As World War II wore on, the ranks of the Seabees grew to more than 325,000. They built whatever was needed by the military on six continents, all while fighting the enemy. Much of the work was concentrated in the Pacific, where Seabees made some 300 islands usable for military purposes.
The Seabees have literally, paved the way for the military in every conflict since World War II. From simple projects like look-out towers to the impossible feat of carving roads into mountains, Seabees were the double-edged swords that served their fellow soldiers, sailors and Marines.
The building that houses the museum is impressive despite the paucity of exhibits. Souvenirs from every war were carried back to the States, but most Seabees chose not to bother with the paperwork, so the eclectic collection has become a museum’s bounty for the public to see.
On a recent Sunday, there were just a few families touring the museum. Steve Topping of Santa Paula was a World War II vet, who had been in the Navy. He has been tracking the museum’s progress since it opened to the public last year.
“I was stationed here in 1945 for a little while, before going over to Guam,” Topping said. “We were going to operate the landing craft for the invasion of Japan. Fortunately, while I was stationed on Guam, the atomic bombs were dropped and I was able to come home.”

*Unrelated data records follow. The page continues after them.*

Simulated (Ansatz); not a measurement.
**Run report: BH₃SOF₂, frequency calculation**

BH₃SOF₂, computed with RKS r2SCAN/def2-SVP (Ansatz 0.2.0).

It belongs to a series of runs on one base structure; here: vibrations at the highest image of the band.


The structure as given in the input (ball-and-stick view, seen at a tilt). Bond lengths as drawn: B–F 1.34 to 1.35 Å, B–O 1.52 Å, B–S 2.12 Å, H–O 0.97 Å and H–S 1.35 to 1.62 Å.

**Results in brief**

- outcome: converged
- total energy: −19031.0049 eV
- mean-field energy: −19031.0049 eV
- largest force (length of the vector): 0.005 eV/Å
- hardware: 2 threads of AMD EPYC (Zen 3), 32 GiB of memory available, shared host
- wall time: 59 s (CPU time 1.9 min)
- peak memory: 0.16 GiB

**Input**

Another Navy veteran from World War II, Joe Grossman, had brought along some of his family. The Florida resident had driven down from a family event in Santa Barbara just to see the new museum. Grossman said his role in the Navy was as an armed guard. “We were trained here as gunners for merchant ships.”
PHOTO BY MATTHEW HILL
Grossman was disappointed that the museum was taking so long to be completed and confused about the museum’s funding. “This should have been done five years ago,” he said. Director of the Seabee Museum Lara Godbille said even she has been confused about how the museum is paying for itself.
“We actually have two funding sources,” she said. “The museum itself is owned and operated by the Navy. In addition to that, we have a nonprofit organization headquartered in Gulfport, Miss.”
But between the initial plans made years ago and the realities of today, the funding did not live up to expectations. At the time the project was started, the foundation was expected to be doing much better, with a $9 million exhibit plan, Godbille explained. “However, they do not have those funds available at this time. So we’re having to open the exhibits on the Navy’s operating budget. We didn’t budget for that because we were told that the foundation was going to fund that.”
Godbille said the museum will not be completed until the end of 2013. About one-third of the displays are finished and the remainder are being stored in a climate-controlled warehouse.
Among the memorable exhibits is the rifle that belonged to Saddam Hussein’s son Uday, portions of which are made of gold.
A larger exhibit, this one from the Cold War era, is the actual control panel that once ran a nuclear power plant in Antarctica. Hovering above the panel is a portion of the original geodesic dome roof from the Seabee Antarctica station. The plant was built by the Seabees in 1962, and it produced power for 10 years, after which it was dismantled.
If you are looking for a favorite exhibit from the old museum, Godbille said that between now and late next year, displays will continue to be added regularly.
The United States Navy Seabee Museum is located at 1001 Addor St., Port Hueneme. Hours are Monday to Saturday, 9 a.m. to 4 p.m.; and Sunday, noon-4 p.m. Admission and parking are free.